The French Revolution and prime minister Mr William Pitt the Younger’s tax on the scented powder used to mask wig odour, started the trend for natural, short hair. In the meantime, “Truefitt’s best nutty brown wigs” earned a literary shout-out from, among many others, novelist Mr William Makepeace Thackeray. Mr Charles Dickens also namechecked “the excellent hairdresser”.
The phrase “right as a trivet” was inspired by the perfect fit of Mr Truefitt’s wigs, “trivet” being a corruption of his very apt name.
Truefitt products have been brought up from the wreck of the Titanic, which sank in 1912. Floppy-haired Mr Leonardo DiCaprio was clearly not a regular. In 1935, Truefitt acquired Mr Edwin Hill’s salon and moved into larger premises on Old Bond Street. The company now has locations in the US, Canada, Australia, India, Malaysia, Singapore, Thailand, South Korea and Azerbaijan.

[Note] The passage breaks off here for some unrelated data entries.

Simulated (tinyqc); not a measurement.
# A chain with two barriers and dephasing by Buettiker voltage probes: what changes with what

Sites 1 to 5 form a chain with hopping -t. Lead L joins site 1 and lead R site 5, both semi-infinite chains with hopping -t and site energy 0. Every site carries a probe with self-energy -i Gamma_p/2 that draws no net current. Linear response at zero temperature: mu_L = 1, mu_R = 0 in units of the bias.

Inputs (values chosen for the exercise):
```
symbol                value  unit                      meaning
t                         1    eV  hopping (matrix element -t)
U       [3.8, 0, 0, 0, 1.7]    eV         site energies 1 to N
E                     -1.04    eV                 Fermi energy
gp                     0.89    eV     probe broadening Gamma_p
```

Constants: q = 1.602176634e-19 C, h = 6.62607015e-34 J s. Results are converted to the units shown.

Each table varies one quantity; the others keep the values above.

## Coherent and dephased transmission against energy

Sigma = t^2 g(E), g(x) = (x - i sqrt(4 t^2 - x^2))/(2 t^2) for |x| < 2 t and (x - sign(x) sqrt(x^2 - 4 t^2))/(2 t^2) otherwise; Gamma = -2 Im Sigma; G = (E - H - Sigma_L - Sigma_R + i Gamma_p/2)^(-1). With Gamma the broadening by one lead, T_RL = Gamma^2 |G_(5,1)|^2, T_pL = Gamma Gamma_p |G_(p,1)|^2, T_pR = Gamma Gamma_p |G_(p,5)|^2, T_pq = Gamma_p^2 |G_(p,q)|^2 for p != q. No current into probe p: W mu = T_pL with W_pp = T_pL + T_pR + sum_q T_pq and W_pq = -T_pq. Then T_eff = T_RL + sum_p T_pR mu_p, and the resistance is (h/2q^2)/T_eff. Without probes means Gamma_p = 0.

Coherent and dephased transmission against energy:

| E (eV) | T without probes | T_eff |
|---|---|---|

It is to St James’s Street, however, that the most devout heritage lovers make a pilgrimage, the tourists who fill the chairs on Saturdays contrasting with the suit-clad and black Oxford-shod weekday crowd. The clientele can include several generations of the same family. According to fresh-faced barber Mr David Olds, one regular recently brought his 10-month-old son in for a trim. Haircuts and wet shaves, both £45, are Truefitt & Hill’s mainstay, but face and head massages and manicures, which pre-date our modern fascination with grooming, are also offered.
Although the waistcoated barbers possess the technical skills to replicate, say, Mr Zayn Malik’s latest avant-garde coiffure, it’s perhaps fair to say that most customers come to Truefitt & Hill for traditional services, such as the application of a fragranced tonic water to the scalp mid-haircut that will leave you catching a delightful whiff of yourself for days afterwards. Or the policy of no mobile phones or music in the shop, which preserves a rare atmosphere of calm. As you lie back for a shave and think of England’s sovereigns in the various portraits, you can easily feel like a prince, if not a king.